Abstract:Conversational recommendation systems (CRS) aim to interactively acquire user preferences and accordingly recommend items to users. Accurately learning the dynamic user preferences is of crucial importance for CRS. Previous works learn the user preferences with pairwise relations from the interactive conversation and item knowledge, while largely ignoring the fact that factors for a relationship in CRS are multiplex. Specifically, the user likes/dislikes the items that satisfy some attributes (Like/Dislike view). Moreover social influence is another important factor that affects user preference towards the item (Social view), while is largely ignored by previous works in CRS. The user preferences from these three views are inherently different but also correlated as a whole. The user preferences from the same views should be more similar than that from different views. The user preferences from Like View should be similar to Social View while different from Dislike View. To this end, we propose a novel model, namely Multi-view Hypergraph Contrastive Policy Learning (MHCPL). Specifically, MHCPL timely chooses useful social information according to the interactive history and builds a dynamic hypergraph with three types of multiplex relations from different views. The multiplex relations in each view are successively connected according to their generation order.
Abstract:Existing methods proposed for hand reconstruction tasks usually parameterize a generic 3D hand model or predict hand mesh positions directly. The parametric representations consisting of hand shapes and rotational poses are more stable, while the non-parametric methods can predict more accurate mesh positions. In this paper, we propose to reconstruct meshes and estimate MANO parameters of two hands from a single RGB image simultaneously to utilize the merits of two kinds of hand representations. To fulfill this target, we propose novel Mesh-Mano interaction blocks (MMIBs), which take mesh vertices positions and MANO parameters as two kinds of query tokens. MMIB consists of one graph residual block to aggregate local information and two transformer encoders to model long-range dependencies. The transformer encoders are equipped with different asymmetric attention masks to model the intra-hand and inter-hand attention, respectively. Moreover, we introduce the mesh alignment refinement module to further enhance the mesh-image alignment. Extensive experiments on the InterHand2.6M benchmark demonstrate promising results over the state-of-the-art hand reconstruction methods.

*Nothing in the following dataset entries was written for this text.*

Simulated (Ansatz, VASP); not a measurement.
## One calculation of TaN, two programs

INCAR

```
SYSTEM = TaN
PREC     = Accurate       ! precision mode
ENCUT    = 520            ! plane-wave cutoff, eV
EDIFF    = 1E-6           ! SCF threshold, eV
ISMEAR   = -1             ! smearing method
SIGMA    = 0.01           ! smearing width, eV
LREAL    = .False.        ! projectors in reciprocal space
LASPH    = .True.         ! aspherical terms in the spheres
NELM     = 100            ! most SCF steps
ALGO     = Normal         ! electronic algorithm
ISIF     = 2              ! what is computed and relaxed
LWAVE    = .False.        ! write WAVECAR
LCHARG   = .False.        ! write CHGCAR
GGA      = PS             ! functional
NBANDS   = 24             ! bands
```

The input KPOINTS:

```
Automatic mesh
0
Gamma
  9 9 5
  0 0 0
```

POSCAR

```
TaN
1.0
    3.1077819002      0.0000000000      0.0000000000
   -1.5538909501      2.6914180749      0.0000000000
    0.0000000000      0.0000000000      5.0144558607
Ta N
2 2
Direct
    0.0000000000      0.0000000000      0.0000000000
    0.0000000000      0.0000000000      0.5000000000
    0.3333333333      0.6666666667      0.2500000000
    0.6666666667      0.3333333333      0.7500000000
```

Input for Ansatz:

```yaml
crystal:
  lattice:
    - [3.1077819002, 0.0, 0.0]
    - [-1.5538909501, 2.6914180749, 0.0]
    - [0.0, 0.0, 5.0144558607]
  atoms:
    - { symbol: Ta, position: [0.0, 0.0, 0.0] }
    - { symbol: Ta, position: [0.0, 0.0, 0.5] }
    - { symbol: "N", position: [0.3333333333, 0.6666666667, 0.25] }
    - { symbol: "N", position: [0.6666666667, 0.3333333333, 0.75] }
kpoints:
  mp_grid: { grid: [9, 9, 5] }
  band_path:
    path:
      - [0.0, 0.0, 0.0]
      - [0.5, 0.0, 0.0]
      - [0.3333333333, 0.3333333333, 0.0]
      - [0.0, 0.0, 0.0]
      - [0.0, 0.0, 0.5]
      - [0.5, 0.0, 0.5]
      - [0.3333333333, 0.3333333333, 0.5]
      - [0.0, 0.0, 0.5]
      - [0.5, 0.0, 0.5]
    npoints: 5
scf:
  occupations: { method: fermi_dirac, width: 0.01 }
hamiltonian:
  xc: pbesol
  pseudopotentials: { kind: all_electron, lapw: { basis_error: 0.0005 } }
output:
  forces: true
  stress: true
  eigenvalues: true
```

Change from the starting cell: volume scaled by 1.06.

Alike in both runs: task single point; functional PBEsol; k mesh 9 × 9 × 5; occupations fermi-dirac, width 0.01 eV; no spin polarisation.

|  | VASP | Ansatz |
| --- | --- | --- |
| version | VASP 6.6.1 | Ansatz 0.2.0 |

Abstract:Image-based Virtual Try-ON aims to transfer an in-shop garment onto a specific person. Existing methods employ a global warping module to model the anisotropic deformation for different garment parts, which fails to preserve the semantic information of different parts when receiving challenging inputs (e.g, intricate human poses, difficult garments). Moreover, most of them directly warp the input garment to align with the boundary of the preserved region, which usually requires texture squeezing to meet the boundary shape constraint and thus leads to texture distortion. The above inferior performance hinders existing methods from real-world applications. To address these problems and take a step towards real-world virtual try-on, we propose a General-Purpose Virtual Try-ON framework, named GP-VTON, by developing an innovative Local-Flow Global-Parsing (LFGP) warping module and a Dynamic Gradient Truncation (DGT) training strategy. Specifically, compared with the previous global warping mechanism, LFGP employs local flows to warp garments parts individually, and assembles the local warped results via the global garment parsing, resulting in reasonable warped parts and a semantic-correct intact garment even with challenging inputs.On the other hand, our DGT training strategy dynamically truncates the gradient in the overlap area and the warped garment is no more required to meet the boundary constraint, which effectively avoids the texture squeezing problem. Furthermore, our GP-VTON can be easily extended to multi-category scenario and jointly trained by using data from different garment categories. Extensive experiments on two high-resolution benchmarks demonstrate our superiority over the existing state-of-the-art methods.
Abstract:With the ever-increasing boom of Cryptocurrency, detecting fraudulent behaviors and associated malicious addresses draws significant research effort. However, most existing studies still rely on the full history features or full-fledged address transaction networks, thus cannot meet the requirements of early malicious address detection, which is urgent but seldom discussed by existing studies. To detect fraud behaviors of malicious addresses in the early stage, we present Evolve Path Tracer, which consists of Evolve Path Encoder LSTM, Evolve Path Graph GCN, and Hierarchical Survival Predictor. Specifically, in addition to the general address features, we propose asset transfer paths and corresponding path graphs to characterize early transaction patterns. Further, since the transaction patterns are changing rapidly during the early stage, we propose Evolve Path Encoder LSTM and Evolve Path Graph GCN to encode asset transfer path and path graph under an evolving structure setting. Hierarchical Survival Predictor then predicts addresses' labels with nice scalability and faster prediction speed. We investigate the effectiveness and versatility of Evolve Path Tracer on three real-world illicit bitcoin datasets. Our experimental results demonstrate that Evolve Path Tracer outperforms the state-of-the-art methods. Extensive scalability experiments demonstrate the model's adaptivity under a dynamic prediction setting.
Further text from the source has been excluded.